![DLI Logo](../assets/DLI_Header.png)

# Introduction

In this module, you will learn how to think about machine learning problems and attacks as **optimizations** and we'll introduce a new tool: [Optuna](https://optuna.org/).

## Learning Objectives:
1. Apply `Optuna` to optimize attack hyperparameters

# Optimize
We've reached a crucial milestone and we're about to come full circle on a whole load of concepts. We ended the previous section lamenting that there are entirely too many techniques to know which is best. Even if you knew which algorithm was best for your situation, there are _still_ hyperparameters to choose. We've conveniently hand-waved explaining hyperparameters in any real detail in anticipation of this lab. Rather than optimize a model (for which there are several references), we're going to optimize our attacks using Optuna.

Optuna is an open-source hyperparameter optimization (HPO) framework, which is designed to optimize machine learning model parameters. It's normally used to automate the process of finding the best set of hyperparameters for a model. Recall that hypterparameters are typically the "fixed" values of an algorithm that define behavior or constraints (like a distance metric) it needs to work within. Optuna basically builds another model using Bayesian optimization techniques to infer the optimal values.

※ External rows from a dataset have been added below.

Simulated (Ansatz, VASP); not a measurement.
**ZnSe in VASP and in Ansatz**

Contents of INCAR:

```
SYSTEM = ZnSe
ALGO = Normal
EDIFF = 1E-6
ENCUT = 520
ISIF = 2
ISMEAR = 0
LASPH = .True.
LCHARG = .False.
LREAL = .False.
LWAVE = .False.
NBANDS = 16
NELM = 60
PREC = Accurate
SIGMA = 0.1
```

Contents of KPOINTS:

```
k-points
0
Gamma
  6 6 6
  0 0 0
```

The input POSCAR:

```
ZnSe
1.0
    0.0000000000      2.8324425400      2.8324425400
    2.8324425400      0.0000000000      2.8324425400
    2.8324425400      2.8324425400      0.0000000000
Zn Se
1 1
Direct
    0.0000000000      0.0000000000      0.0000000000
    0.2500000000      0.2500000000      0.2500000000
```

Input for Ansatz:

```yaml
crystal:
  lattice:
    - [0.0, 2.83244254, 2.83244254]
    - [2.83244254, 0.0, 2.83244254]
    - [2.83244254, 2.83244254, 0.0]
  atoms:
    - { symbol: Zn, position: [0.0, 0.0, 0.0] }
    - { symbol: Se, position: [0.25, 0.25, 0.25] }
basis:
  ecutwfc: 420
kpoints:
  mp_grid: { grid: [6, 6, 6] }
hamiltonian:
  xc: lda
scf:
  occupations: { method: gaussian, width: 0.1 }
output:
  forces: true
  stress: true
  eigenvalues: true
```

1. **Define a Prior**: This is an initial assumption about the function. 
2. **Collect Data and Update the Prior**: This involves evaluating the actual function at certain points, and then using this data to update our prior belief about the function. This updated belief is called the posterior, and it represents a kind of best guess at what the function looks like, given the current data.
3. **Choose the Next Point to Evaluate**: After updating the posterior, we need to decide where to evaluate the function next. This is done by applying an acquisition function to the posterior. The acquisition function trades off exploration (testing areas where we are uncertain about the function) and exploitation (focusing on areas where the function seems high). Common choices for the acquisition function include `Expected Improvement`, `Probability of Improvement`, and `Upper Confidence Bound`.
4. **Iterate**: Steps 2 and 3 are then repeated.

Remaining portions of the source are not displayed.